Re: [LSF/MM TOPIC] De-clustered RAID with MD

Johannes Thumshirn <jthumshirn@xxxxxxx> · Tue, 30 Jan 2018 10:40:49 +0100

Wols Lists <antlists@xxxxxxxxxxxxxxx> writes:

> On 29/01/18 15:23, Johannes Thumshirn wrote:
>> Hi linux-raid, lsf-pc
>> 
>> (If you've received this mail multiple times, I'm sorry, I'm having
>> trouble with the mail setup).
>
> My immediate reactions as a lay person (I edit the raid wiki) ...
>> 
>> With the rise of bigger and bigger disks, array rebuilding times start
>> skyrocketing.
>
> And? Yes, your data is at risk during a rebuild, but md-raid throttles
> the i/o, so it doesn't hammer the system.
>> 
>> In a paper form '92 Holland and Gibson [1] suggest a mapping algorithm
>> similar to RAID5 but instead of utilizing all disks in an array for
>> every I/O operation, but implement a per-I/O mapping function to only
>> use a subset of the available disks.
>> 
>> This has at least two advantages:
>> 1) If one disk has to be replaced, it's not needed to read the data from
>>    all disks to recover the one failed disk so non-affected disks can be
>>    used for real user I/O and not just recovery and
>
> Again, that's throttling, so that's not a problem ...

And throttling in a production environment is not exactly
desired. Imagine a 500 disk array (and yes this is something we've seen
with MD) and you have to replace disks. While the array is rebuilt you
have to throttle all I/O because with raid-{1,5,6,10} all data is
striped across all disks.

With a parity declustered RAID (or DDP like Dell, NetApp or Huawei call
it) you don't have to as the I/O is replicated in parity groups across a
subset of disks. All I/O targeting disks which aren't needed to recover
the data from the failed disks aren't affected by the throttling at all.
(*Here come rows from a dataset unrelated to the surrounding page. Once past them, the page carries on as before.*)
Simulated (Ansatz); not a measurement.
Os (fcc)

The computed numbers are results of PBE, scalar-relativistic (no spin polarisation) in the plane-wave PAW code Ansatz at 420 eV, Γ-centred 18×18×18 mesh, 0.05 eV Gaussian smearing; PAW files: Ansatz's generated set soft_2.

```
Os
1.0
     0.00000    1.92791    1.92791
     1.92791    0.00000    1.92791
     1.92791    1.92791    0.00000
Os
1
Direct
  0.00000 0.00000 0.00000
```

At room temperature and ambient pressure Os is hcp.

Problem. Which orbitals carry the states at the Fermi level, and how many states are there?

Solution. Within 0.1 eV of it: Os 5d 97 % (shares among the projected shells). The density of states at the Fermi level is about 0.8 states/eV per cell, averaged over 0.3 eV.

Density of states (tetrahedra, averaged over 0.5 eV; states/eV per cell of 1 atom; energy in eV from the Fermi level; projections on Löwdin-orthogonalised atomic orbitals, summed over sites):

>> 2) an efficient mapping function can improve parallel I/O submission, as
>>    two different I/Os are not necessarily going to the same disks in the
>>    array. 
>> 
>> For the mapping function used a hashing algorithm like Ceph's CRUSH [2]
>> would be ideal, as it provides a pseudo random but deterministic mapping
>> for the I/O onto the drives.
>> 
>> This whole declustering of cause only makes sense for more than (at
>> least) 4 drives but we do have customers with several orders of
>> magnitude more drivers in an MD array.
>
> If you have four drives or more - especially if they are multi-terabyte
> drives - you should NOT be using raid-5 ...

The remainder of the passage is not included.